Increasingly, however, “food security” is being used as a convenient argument against net zero policies, particularly renewable energy projects. The slogan is simple. Don’t build solar farms. Grow food instead.
Like many simple slogans, the reality is rather more complicated.
The idea that Britain should become largely self-sufficient in food has an unexpectedly long political history. It resembles what economists call agricultural autarky: the belief that a nation should minimise dependence on foreign trade and become self-reliant.
That idea has appeared across the political spectrum, but in Britain it originates with Jorian Jenks, a senior figure in the British Union of Fascists whose book The Land and The People promoted a romantic vision of rural self-sufficiency rooted in nationalism. After the war Jenks became influential within the early organic farming movement through the Soil Association, leaving an intellectual legacy that still prompts uncomfortable historical questions about parts of Britain’s environmental movement.
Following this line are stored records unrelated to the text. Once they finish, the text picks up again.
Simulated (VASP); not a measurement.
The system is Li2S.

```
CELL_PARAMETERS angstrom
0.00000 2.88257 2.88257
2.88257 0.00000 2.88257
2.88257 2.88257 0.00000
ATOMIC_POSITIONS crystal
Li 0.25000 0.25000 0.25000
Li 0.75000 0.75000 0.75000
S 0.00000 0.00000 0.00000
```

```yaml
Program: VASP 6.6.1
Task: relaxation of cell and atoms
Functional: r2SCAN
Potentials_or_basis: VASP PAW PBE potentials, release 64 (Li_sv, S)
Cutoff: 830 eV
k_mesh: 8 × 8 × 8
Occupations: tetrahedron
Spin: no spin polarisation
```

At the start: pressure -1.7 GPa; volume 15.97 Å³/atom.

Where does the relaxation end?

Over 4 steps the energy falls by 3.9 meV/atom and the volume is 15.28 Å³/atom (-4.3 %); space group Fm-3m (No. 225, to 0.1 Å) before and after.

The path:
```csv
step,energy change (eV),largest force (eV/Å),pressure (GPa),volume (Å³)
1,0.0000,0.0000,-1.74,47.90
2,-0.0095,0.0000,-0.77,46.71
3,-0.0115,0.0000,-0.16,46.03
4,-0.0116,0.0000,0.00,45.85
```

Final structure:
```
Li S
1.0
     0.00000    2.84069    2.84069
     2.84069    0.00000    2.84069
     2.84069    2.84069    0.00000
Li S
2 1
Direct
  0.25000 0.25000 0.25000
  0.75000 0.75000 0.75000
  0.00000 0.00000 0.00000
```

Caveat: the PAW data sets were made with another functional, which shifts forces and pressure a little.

Whether today’s advocates know that history is another matter entirely. Most almost certainly do not. But the slogan has a pedigree that deserves to be understood. This is an idea with a very long and unpleasant pedigree on the far right.
There is also a much more practical problem.
Britain has what gardeners know as the “hungry gap” — those weeks in late winter and early spring when there is remarkably little to harvest beyond hardy vegetables. I tried feeding my own family from locally grown produce for several years and discovered that there is only so much cabbage and turnip children are prepared to eat.
More importantly, Britain has not had a sufficiently large agricultural workforce to harvest all of its own crops for centuries.
The enclosure of the common lands transformed English agriculture, concentrating land ownership into fewer hands and driving many rural labourers towards the growing industrial towns. Those who rebelled against the seizing of their land were sent to Australia as convicts. The Highland Clearances displaced communities across Scotland, while poverty and land shortages encouraged millions of Irish people to emigrate during the nineteenth century. Whether to Britain’s factories, North America or Australia, these changes steadily reduced the pool of agricultural labour available at home.
Long before the Second World War, British farmers relied heavily on seasonal Irish workers to bring in the harvest.
After the war, the Attlee government established organised schemes to recruit European labour for agriculture. Even then there were labour shortages. When I was at primary school, the October half-term was still widely known as “tatty picking fortnight”, timed so that children from poorer families could help lift the potato crop.
Today the system depends overwhelmingly on seasonal migrant workers.
If Britain genuinely wanted to maximise food production and become substantially more self-sufficient, we require more seasonal agricultural workers, not fewer.
Many of the constituencies that have recently elected Reform councillors — places such as Skegness and parts of Lincolnshire — already depend on migrant labour to keep their agricultural industries functioning. The immigration that attracts so much political anger is, in many cases, precisely what allows Britain’s food to be grown and harvested.
That doesn’t mean there are no legitimate questions about immigration or food resilience. There plainly are.
But it does mean that the slogan of “food security” collides rather awkwardly with another of Reform’s central political messages.
The uncomfortable truth is that a country determined to grow significantly more of its own food would probably need a larger seasonal workforce than it has today.
Sometimes political slogans are not contradicted by their opponents.
They are contradicted by the practical realities of the policies they imply.